Arts and Culture | Local

Pozez music events to probe Jewish identity

Israeli cellist Amit Peled with perform on Jan. 12 at the University of Arizona.
Israeli cellist Amit Peled with perform on Jan. 12 at the University of Arizona.

 

 

 

 

 

 

 

 

 

 

 

 

 

 

 

 

 

 

 

The second Shaol and Louis Pozez Jewish Fine Arts Symposium  and Concert will take place on Monday, Jan. 12, and will explore the lives and music of European composers of Jewish descent who lived and created their works in a mostly Christian society. The symposium, sponsored by the Arizona Center for Judaic Studies, will be held at the University of Arizona School of Music, room 146, from 3 to 6 p.m.

Presenters include Matthew Mugmon, Ph.D., “Jewish or American? Bloch’s Rhapsodies and the Search for Identity”; Jay Rosenblatt, Ph.D., “Franz Liszt: His Jewish Colleagues and Students”; Thomas Kovach, Ph.D., “Three Jewish Composers: Mendelssohn, Mahler, and Schoenberg”; Alexander Tentser, Ph.D., “Mieczyslaw Weinberg: Testament to Endurance”; and Louis Epstein, Ph.D., “Darius Milhaud and the Problem of Jewish Identity.”

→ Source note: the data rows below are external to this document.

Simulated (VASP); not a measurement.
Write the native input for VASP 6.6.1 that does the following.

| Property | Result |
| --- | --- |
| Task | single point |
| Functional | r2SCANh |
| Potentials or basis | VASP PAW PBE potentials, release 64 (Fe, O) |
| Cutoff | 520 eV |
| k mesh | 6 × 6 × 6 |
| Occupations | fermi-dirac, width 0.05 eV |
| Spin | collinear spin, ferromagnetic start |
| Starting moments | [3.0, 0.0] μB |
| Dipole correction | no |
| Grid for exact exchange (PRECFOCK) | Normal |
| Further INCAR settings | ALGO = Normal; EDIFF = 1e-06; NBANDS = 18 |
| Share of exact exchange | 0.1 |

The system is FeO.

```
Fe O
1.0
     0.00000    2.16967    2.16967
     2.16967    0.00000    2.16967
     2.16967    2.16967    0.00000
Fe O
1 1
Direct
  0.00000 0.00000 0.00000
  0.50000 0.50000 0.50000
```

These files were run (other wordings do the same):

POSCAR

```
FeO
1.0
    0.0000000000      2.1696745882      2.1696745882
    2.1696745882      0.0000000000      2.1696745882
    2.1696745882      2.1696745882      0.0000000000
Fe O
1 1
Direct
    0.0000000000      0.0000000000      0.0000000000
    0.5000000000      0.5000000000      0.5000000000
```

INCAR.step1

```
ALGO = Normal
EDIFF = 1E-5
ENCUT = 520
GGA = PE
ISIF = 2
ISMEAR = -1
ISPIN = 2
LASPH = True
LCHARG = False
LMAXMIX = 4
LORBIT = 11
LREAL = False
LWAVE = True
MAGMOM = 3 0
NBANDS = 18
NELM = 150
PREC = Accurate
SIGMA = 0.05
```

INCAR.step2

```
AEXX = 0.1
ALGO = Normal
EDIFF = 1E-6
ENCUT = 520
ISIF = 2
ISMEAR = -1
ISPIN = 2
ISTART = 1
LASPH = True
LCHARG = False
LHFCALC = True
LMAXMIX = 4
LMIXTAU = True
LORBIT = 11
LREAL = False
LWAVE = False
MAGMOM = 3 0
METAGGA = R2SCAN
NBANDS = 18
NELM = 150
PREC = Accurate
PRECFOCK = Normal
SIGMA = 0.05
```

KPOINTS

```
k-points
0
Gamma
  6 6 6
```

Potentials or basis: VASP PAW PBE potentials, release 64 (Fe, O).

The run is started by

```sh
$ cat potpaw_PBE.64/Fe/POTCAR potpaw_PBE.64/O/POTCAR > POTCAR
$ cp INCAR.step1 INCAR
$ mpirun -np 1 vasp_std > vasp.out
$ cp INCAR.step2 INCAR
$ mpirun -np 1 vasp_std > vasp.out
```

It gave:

Although Mahler and Mendelssohn were born into Jewish families, they lived most of their lives as Christians, and expressed their Jewish heritage through their music or ethical beliefs. Mahler grew up surrounded by the Yiddish language and klezmer music. Mendelssohn’s grandfather, Moses Mendelssohn, was a German philosopher who contributed to Haskalah, or the “Jewish Enlightenment” of the 18th and 19th centuries in Europe.

Three modern composers — Arnold Schoenberg, Ernest Bloch and the Polish-Soviet composer Weinberg — portrayed Jewish roots in their work despite the horrors they faced in  the Holocaust. During the 20th century European Jewish communities faced painful existential questions. Entire Jewish communities perished along with their accumulated cultural material: folk songs, dances and literature. Hitler displayed the works of Jewish artists at the “Degenerative Art” exhibition in Germany.

Bloch and Schoenberg immigrated to the United States where they were able to continue teaching and composing. Weinberg fled to the Soviet Union where he remained productive in many music genres despite Stalin’s anti-Semitic policies and the later Soviet governments’ general reluctance to perform the music of Jewish composers.

Tentser, one of the symposium’s organizers, was born in Kiev, Ukraine. He met his wife, Anna Gendler, at the Moscow Music Academy, from which they both graduated  in 1989. The couple moved to New York City in 1990 — the year before the collapse of the Soviet Union. That year, they came to Tucson to pursue doctoral programs at the UA.

“I’m Jewish and I’m connected to Jewish culture, especially through my father who was a musician,” says Tentser, a member of the music faculty of Pima Community College.  “Not all Jewish people in the Soviet Union knew about their culture because it was so controlled. I realized how important it is. I think we have to remember our roots. Russian and Ukrainian life has been very difficult” for the Jewish people.

One of his interests is Jewish rights in the Soviet Union under Premier Joseph Stalin, and the expression of Jewish culture in other totalitarian countries.

For Tentser, in the academic community — and in daily life — history and culture are inextricably connected.

“The fine arts are an essential component of education because they provide an open venue for the individual expression and public discussion of important issues. They inspire the mind and nourish the soul,” says J. Edward Wright, Ph.D., director of the Arizona Center for Judaic Studies. For those reasons, Wright, together with Tentser and UA professor Daniel Asia, associated the Fine Arts Symposium and Concert with the Shaol and Louis Pozez Memorial Lecture Series.

The concert, following the symposium, will take place at Holsclaw Hall at 7 p.m. Guest artist Amid Peled, a well-known Israeli cellist, will play the cello that belonged to the late Pablo Casals. Peled will be accompanied by Tentser on piano. The duo will play the cycle “From Jewish Life” by Ernest Bloch, “Hungarian Rhapsody” by David Popper and “Kaddish” by the contemporary Russian-Israeli composer Mark Kopytman.

“The inaugural Symposium and Concert were smashing successes,” Wright told the AJP. “The symposium drew over 60 people, and the papers presented there were published as a book. The concert drew a capacity audience to Holsclaw Hall. Our community has a keen interest in the fine arts, and I expect this year’s events to be similarly successful.”